Avia Collinder, Business Writer
Its 3,000-square-foot bottling centre along Constant Spring Road in Kingston is particularly impressive. And should it spend the projected J$9 million on new equipment next year to triple its capacity, the 300 bottles of rum a day it will be able to produce will remain a proverbial thimble full in the context of Jamaican's, spirits output.
But KRB Lea Jamaica Rums Limited not worried. It is taking time, slowly growing its business rather than stretching itself with costly, unaffordable expansion.
"In the bottling segment, we are hoping to see a 25 per cent improvement in business next year," said business development manager, Duncan Messado, who oversees operations from a loft in the high-ceiling factory.
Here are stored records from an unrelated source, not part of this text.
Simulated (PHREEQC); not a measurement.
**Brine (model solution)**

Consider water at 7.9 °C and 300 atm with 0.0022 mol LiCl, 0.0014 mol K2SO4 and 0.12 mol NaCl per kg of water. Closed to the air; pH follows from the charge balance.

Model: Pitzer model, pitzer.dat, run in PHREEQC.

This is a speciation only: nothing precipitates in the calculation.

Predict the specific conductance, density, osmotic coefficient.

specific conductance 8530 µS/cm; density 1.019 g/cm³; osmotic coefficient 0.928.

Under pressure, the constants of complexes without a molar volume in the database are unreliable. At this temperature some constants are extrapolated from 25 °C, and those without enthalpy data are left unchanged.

Or, Messado's projection stated another way: blending and bottling rums for other people will, in the short term, outstrip the growth of KRB's own Port Royal brands.
Of course, Messado agrees that building brand value offers the best returns. But it is an expensive and often risk business, as even companies much larger, and with more resources than KRB, can attest.
Added Messado: "The revenue from contract bottling is less than what we make from distribution of our own brands, but it is consistent. We continue to operate profitably."
Messado's father, Geoffrey, his uncle Gordon and three other partners, Howard Hamilton, George McLeish and Peter Thomas, acquired KRB Lea in 2002 from former owners Stephen Fung Lee and Michael Shim.
Fung Lee and Shim used to blend and bottle a line of rums under the Trelawny label, named for the Jamaican north shore parish that was once a major sugar-producing centre and an important 18th-century commercial centre.
But four years ago, they re-branded the rums line as Port Royal - a quaint little town at the edge of the peninsula that shelters Kingston harbour, the world's seventh- largest natural harbour. But Port Royal has added romance.
In the 17th century, it was the hub of pirate activities in the West Indies and the lair of the then king of pirates, Henry Morgan. It became a famous British naval base, but its renown was elevated by an earthquake of 1693 when half the city was lost in the sea.
With Port Royal amber, silver, white and gold, as well as their Lea white overproof, bottled KRB Lea, according to Messado, has a little less than 10 per cent of the Jamaican rum market.
It sells in bulk to bakeries and the catering trade as well as supplies bars, hotels and airport duty-free stores with its branded products.
The company employs seven full-time production staff. They will have to be retrained when the new equipment is up and running by mid-2011.
For now, though, the primary focus is not spending scarce and too expensive marketing dollars in an attempt to quickly build awareness for its brands.
The strategy, instead, is go aggressively for contract branding, which KRB Lea already does with brands such as Lion Pride White Overproof, Country Traders, Royal Jamaican and Smatts.
In fact, half of KRB Lea's production already comes from such contract bottling. The owners provide their own formulas, packaging and marketing and distribution once the blending and bottling is done.
""For us, no risk is involved," explained Messado.
By following this strategy, KRB, which sources its raw rum from National Rums Limited, has increased revenue and tripled volume over the past three years, according to Messado.
"As brands take off, we will increase the size of the facility to keep up with demand," he said.
Presently, the best prospects for growth appear to be Smatts, owned by a United Kingdom-based company named Swashbuckler Limited and Royal Jamaican, owned by a Canadian operation called United Distributors.
This, however, does not mean that KRB is ignoring its own brands or the domestic market.
According to Duncan Messado, despite the recession that has clipped 10 per cent from domestic sales over the past two years, KRB expects to grow its Jamaican brands over the next few years.
He believes that the company has a promising toehold, including, he said, a 30 per cent share of the rums consumed in the Spanish-owned hotels that have sprung up in Jamaica over the past five years.
Said Messado: "What we offer is a great product and a lot of flexibility. With our small overhead, we can offer a more affordable product."